Indie developers and their games are finally starting to receive the credit and acknowledgment they deserve. With indie leaders like Jonathan Blow appearing at press conferences for one of the “big three,” clearly these designers have captured the interest of those who are in the gaming business for more lucrative purposes. For those not in the know, Ludum Dare is a game developer competition wherein up and coming designers have to craft freeware games catered to a specific theme in 48 hours. Over a thousand games are created every competition, and some of the most entertaining (or at very least thought-provoking) products of each year emerge from this onslaught of code and sleep deprivation. During the 24th Ludum Dare almost a year ago, Nicolas Cannasse created the winning entry, entitled Evoland Classic. Evoland is the commercial fruit of his efforts.
A common criticism of indie games is that they tend to be driven by theme rather than the desire to entertain or weave a compelling tale. The same can be said for Evoland. While fun and technically story-driven, the game serves more as a parody or homage to the evolution of RPGs. The first half of the game is laden with treasure chests that either improve the game’s presentation or grant access to basic mechanics (e.g. monsters and a sword). Combat remains simple throughout, but the nostalgic trip reminded me of just how far we’ve come. Quickly, I realized this game was less about the challenge and precision of my strikes and more about how the developer was going to “wow” me with the next upgrade — until about the halfway mark.
Gameplay consists of two basic functions in terms of combat: action RPG Zelda-esque sword-swinging, and turn-based traditional RPG mechanics à la Final Fantasy. Neither is particularly challenging or engrossing, but the game is both short and clever enough to warrant a full run. Later dungeons include simple puzzles that revolve around switching weapons between sword, bomb, and bow, and a couple furrowed my brows as I attempted to get every collectible in the map. These collectibles exist throughout the game, and almost always require some thought to find. Only a few secrets provoked groans; I quickly found myself in a battle of wits with the designer.
The game lost steam as the commentary whittled down to dungeon references and repeats of old mechanics that served to extend the game’s length and offer little else. Similar pratfalls have been seen in other games that cater to nostalgia that lack substance elsewhere, such as in Final Fantasy: The 4 Heroes of Light. If nothing else, this serves to comment that old game design mechanics simply aren’t enough anymore, and consumers’ tastes have evolved. With the foundation of the game relying almost completely on frequent, knowing winks, the muscles quickly tire, resulting in a dull gaze.
Controls remain tight, leaving little room for complaint during the action-oriented parts of the game. In fact, the creators cleverly inserted a more awkward sense of control in one of the towns that served to enhance the experience rather than detract – but I won’t spoil a thing. Graphically, the developers deftly breathed life into pixels, later producing charming, polygonal models during the “enhanced” portions of the game. The music, while forgettable, adequately portrays the feeling of olde, increasing the sense of immersion in the world of decades past.

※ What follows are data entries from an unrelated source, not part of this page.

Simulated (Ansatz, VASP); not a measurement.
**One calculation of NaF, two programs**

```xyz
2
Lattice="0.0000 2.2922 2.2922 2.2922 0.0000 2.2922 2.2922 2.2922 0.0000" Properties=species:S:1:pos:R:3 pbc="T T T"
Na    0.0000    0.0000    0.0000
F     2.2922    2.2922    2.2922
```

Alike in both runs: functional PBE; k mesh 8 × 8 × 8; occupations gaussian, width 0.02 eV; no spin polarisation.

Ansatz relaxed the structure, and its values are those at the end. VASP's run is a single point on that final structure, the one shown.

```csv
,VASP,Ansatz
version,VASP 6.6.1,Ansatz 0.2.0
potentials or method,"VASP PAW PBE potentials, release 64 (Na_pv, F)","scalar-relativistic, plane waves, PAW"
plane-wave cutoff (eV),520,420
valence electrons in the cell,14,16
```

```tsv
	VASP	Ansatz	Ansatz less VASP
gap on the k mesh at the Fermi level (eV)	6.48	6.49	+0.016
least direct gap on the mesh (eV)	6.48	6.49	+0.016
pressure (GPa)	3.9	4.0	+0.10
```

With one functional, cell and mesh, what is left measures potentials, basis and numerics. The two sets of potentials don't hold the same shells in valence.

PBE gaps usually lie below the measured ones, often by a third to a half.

Evoland has to be appreciated for what it is, which is less “game” and more “journey traveled.” Nostalgia’s a hot selling piece these past few years. Most of these titles fall short of satisfying the average gamer, with entertainment that is tenable only as long as the designers can continue to churn out quality references with little to offer in terms of gameplay or plot. Evoland’s microcosm of gaming history is worth delving into insofar as people are willing to offer coin in return for tricks.